Jason · Sep 11, 2012 · 30 Comments

There’s a well-known way to win in Vegas, and famously some people have done it systematically. Maybe it works for startups too?

Suppose you’re betting on “red” in a game of Roulette.

There are 41 places a Roulette ball can land — numbers 1 through 40, plus a “double-zero” and sometimes a “zero.” (So it’s a CHAR(2) not an INT(2)). The numbers also alternate red and black — twenty of each plus that special double-zero which is considered neither color. (For the ensuing math we’ll assume a wheels with 00 and without a 0.)

When you gamble on “red,” say, you double your money if you guess right and lose your money if you guess wrong. If it weren’t for that pesky double-zero, this would be perfectly even odds, but there’s 20 ways to win and 21 ways to lose, so the house always gains in the long run.

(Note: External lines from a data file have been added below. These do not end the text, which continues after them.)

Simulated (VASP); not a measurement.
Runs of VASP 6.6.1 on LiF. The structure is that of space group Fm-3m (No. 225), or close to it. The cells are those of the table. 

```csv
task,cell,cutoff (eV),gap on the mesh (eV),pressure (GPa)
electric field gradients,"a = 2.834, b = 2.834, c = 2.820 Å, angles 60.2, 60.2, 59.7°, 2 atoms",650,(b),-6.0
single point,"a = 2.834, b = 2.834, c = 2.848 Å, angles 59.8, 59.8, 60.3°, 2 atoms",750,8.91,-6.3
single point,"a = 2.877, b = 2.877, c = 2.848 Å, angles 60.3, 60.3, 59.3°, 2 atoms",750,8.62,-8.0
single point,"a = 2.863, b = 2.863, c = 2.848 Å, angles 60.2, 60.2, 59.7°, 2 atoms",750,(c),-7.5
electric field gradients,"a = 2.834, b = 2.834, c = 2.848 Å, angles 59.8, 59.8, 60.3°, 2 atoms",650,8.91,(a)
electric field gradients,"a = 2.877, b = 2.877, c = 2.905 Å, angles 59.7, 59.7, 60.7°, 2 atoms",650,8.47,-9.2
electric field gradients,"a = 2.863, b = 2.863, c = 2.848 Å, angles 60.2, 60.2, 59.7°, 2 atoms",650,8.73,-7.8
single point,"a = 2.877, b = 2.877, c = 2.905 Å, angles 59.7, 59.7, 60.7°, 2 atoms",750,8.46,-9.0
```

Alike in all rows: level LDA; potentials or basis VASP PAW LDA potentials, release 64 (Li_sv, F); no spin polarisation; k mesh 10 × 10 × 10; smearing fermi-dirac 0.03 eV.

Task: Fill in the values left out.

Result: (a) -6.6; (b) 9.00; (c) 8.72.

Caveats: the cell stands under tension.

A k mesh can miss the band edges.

Still, it’s close enough to even-odds (is that an oxymoron?) that an interesting algorithm presents itself — an algorithm that guarantees you’ll make money.

You start by betting $1 on red. If you win, you take your winnings and leave with an extra $1.

If you lose, next time you bet $2. If you win, you earn $2 and, even though you previously lost $1, you’re still $1 ahead, so you’ve made money.

If you lose, next time bet $4. If you win, you earn $4, you previously lost $3, so you still made $1.

And so on, doubling the amount of money wagered each time. If you play enough times you have to win at some point, in which case you’ll walk away $1 richer. It might be a boring, inefficient way to earn $1, but you always win. Multiply all these numbers by 1000 and it becomes interesting.

But this is even more interesting: You can perform a similar process by betting on a number instead of a color. Betting on number 12 pays 40:1, so if you hit that you win big.  Of course there’s just a 1/41 chance you’ll hit, so the process of re-betting has to be done longer — much longer. It could easily require 50 bets.

But when you win, you really win, because the payoff is 40x, not 2x your last bid. So if you won on the $16 bet, you would have lost $15 so far but won $16 x 40 = $640.

So what’s the catch? Nothing really, it’s simple math. It does require one thing: An infinite bankroll. That is, you must always have the money to plunk down; if you run out, then you just lost a bunch of money. You can’t re-bet 50 times, because that requires a bet of $250 = a thousand trillion dollars. Oops…

This reminds me of startup investment theory. You make an angel bet, then double-down with a Series A, then a B, etc.. Hopefully you explode with a 40x return and it’s worth it — but more likely you’ll run out of bankroll before finding that explosion.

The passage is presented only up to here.